Keep in mind some guiding principles for 1:1 participant worker engagement

  • Build trust and rapport with participant workers: Be present, listen attentively, and meet people where they are. Collaborate with participant workers as partners in working together to achieve their goals. Create an environment of understanding, empathy, and positivity, and focus on strengths and successes. Establish a consistent and frequent check-in cadence, with each session building on the last. As an ESE staff member, follow through on your action items from your conversations. Developing a strong connection with participant workers is critical to engaging them in the process and positioning them for success.

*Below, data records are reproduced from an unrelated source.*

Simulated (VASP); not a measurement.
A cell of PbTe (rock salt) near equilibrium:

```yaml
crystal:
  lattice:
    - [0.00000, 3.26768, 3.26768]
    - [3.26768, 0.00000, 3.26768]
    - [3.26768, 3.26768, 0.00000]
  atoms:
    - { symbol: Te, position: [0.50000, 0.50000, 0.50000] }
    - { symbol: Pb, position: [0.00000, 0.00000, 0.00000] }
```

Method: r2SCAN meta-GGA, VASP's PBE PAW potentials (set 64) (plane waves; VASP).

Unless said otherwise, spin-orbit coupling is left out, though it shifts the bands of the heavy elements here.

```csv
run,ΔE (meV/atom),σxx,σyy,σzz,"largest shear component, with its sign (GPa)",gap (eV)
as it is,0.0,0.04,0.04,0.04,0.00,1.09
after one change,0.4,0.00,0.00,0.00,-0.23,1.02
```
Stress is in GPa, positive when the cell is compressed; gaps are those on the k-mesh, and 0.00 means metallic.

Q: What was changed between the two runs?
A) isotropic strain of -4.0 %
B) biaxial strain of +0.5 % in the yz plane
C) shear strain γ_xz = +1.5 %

  • Ensure confidentiality: It is very important to maintain confidentiality and privacy for participant workers and their personal information, as this is part of building trust. Both written and electronic documentation should be kept in a safe place (e.g., with appropriate firewalls or passwords), and there should be clear instructions for who is authorized to access the information. 
  • Make meeting easy: Consider the location and hours one-on-one meetings are offered. Ask yourself whether it is feasible for participant workers to meet you at the given location and/or time. Consider public transportation routes, childcare challenges, and parole / probation officer meetings when scheduling meetings. Consider whether virtual meetings are feasible. 
  • Compensate for time: Depending on your ESE budget, consider one-on-meetings as an on-the-job required activity. Compensate participant workers accordingly. 
  • Facilitate opportunities for employee voice: Seek anonymous feedback from your participant workers regarding your one-to-one engagements. 
  • Use Motivational Interviewing as a coaching method: Motivational Interviewing is an international evidence-based practice focused on effective and efficient communication skills that promote sustainable behavior change. This practice is anchored in helping participant workers continuously leverage their internal motivation and commitment to change.